Switching from Aperture to Lightroom - this is how the move works

Aperture to Lightroom

After Apple announced that Aperture is no longer developed, many photographers are faced with the problem that they have to decide which horse you will bet on in the future. My recommendation is still Adobe Photoshop Lightroom, which is currently in version 5 and can be had for a little more than 100 EUR.

Aperture to Lightroom

Switching from Apple's Aperture to Adobe Lightroom works with as little "pain" as possible.

I switched from Aperture to Lightroom a long time ago and was looking for a way to move my photos without learning the RAW settings, tags and meta data. Unfortunately, there is no 1: 1 move with an Aperture-to-Lightroom converter, but I would be happy to describe how to proceed to get the most important data.

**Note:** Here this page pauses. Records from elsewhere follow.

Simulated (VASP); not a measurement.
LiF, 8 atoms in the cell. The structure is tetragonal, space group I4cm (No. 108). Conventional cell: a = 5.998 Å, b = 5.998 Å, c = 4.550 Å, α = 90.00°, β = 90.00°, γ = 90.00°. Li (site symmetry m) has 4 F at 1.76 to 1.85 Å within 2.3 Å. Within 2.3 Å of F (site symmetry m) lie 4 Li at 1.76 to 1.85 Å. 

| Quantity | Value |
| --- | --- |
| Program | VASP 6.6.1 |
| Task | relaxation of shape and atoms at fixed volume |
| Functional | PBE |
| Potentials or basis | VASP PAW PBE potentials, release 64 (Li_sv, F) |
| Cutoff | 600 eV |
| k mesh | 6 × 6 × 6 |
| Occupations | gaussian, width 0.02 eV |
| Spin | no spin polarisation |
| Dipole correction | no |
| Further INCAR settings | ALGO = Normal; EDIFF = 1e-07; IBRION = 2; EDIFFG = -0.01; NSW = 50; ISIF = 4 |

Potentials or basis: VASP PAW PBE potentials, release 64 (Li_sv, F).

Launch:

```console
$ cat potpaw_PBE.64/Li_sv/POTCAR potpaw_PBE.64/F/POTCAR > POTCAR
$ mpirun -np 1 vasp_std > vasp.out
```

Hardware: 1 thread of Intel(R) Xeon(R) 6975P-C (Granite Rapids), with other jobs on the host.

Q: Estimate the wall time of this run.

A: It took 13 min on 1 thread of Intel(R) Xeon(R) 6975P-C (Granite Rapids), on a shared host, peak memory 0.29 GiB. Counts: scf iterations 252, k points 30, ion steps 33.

I have Apple Aperture Version 3.5.1 and Adobe Photoshop Lightroom 5.5. For this reason, my information relates to menu items and functions that are contained in these versions of the programs. There may be small changes when working with other versions.

Instructions for exporting from Aperture

The menu item "Export" -> "Originals" opens an export dialog in which Aperture can specify how the data should be output. In this dialog I have set the folder structure to "year / month" because I also work with this setting in Lightroom. Of course, everyone can set this up as they see fit for their administration.

It is also important that in this dialog, with the option "Metadata", an output in an "IPTC4XMP sidecar file" is selected. I left the rest as it was. After clicking the "Export originals" button, Aperture will then save the photos accordingly.

Aperture photo export with metadata

With these settings, Aperture will also export the photos with XMP metadata, so most of the data will be transferred to Lightroom after importing.

I have read that with older Aperture versions it is not possible to export folder structures that are deeper than one level. The users of these versions seem to have to make do by exporting the folders individually and thus circumvent the limit. In Aperture 3, everything happened in one step.

Instructions for importing into Lightroom 5

The next step is to import the data into Lightroom. The adjustments like the star rating, tags and simple edits like crops and rotations are taken from the XMP data. Just in case, I also exported the working copies as TIFF and also imported them into Lightroom so that I still have the finished photo available if Aperture is no longer supported by a future OS X.